Analysis of Declining Retail Exchange Inflows for Bitcoin:

* The first chart illustrates a significant decline in the Exchange Retail Inflow (30D Sum) for Bitcoin on Binance, which has now fallen back to levels last seen in early April 2025 — below the 12B mark.

* The last time retail inflows fell to this level in early April, it historically sparked a significant upward movement in Bitcoin's price throughout the rest of May 2025.

💡 Potential Reasons Behind Retail Inflow Decline:

* Reduced Retail Participation:

Following a period of heightened volatility, many small investors may have stepped back, awaiting clearer market signals or more stable price action.

* Shift to Long-Term Holding:

Retail holders could be increasingly moving coins to cold storage, indicating growing conviction and a desire to hold through potential market uncertainty.

Ethereum: 120,000 ETH withdrawn from Binance in a single day:

* The second chart shows that on July 4, 2025, Ethereum netflows recorded a massive withdrawal of over 120,000 ETH from Binance, marking the largest single-day ETH withdrawal since June 13, 2025.

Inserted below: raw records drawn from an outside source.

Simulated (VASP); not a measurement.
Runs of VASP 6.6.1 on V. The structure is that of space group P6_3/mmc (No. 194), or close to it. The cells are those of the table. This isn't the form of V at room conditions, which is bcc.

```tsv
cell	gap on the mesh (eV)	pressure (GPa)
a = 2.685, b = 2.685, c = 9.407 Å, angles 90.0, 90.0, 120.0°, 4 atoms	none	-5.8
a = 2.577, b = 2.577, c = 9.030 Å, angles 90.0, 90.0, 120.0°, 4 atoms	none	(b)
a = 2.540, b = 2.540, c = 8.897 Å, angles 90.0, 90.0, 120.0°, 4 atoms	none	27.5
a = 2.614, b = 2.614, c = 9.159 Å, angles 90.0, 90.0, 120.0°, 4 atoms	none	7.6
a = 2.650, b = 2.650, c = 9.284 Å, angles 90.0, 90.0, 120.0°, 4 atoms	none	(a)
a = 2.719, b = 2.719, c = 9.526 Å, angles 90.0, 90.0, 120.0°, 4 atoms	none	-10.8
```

* These significant outflows suggest investors are transferring ETH from Binance to personal wallets, signaling a reduced intention to sell in the near future.

* This likely indicates shrinking ETH reserves, which could amplify the effects of demand surges.

📈 Conclusion: Medium-Term Bullish Potential for BTC and ETH

The combined picture painted by both charts points to an increased probability of a medium-term price rise for both BTC and ETH.

Lower exchange inflows suggest reduced sell-side pressure, while large withdrawals indicate growing investor confidence and potential accumulation.

However, it is essential to note that historical patterns do not guarantee future outcomes; market dynamics, macroeconomic shifts, and new information can quickly change the trajectory. Investors should remain attentive to evolving data and manage risk appropriately.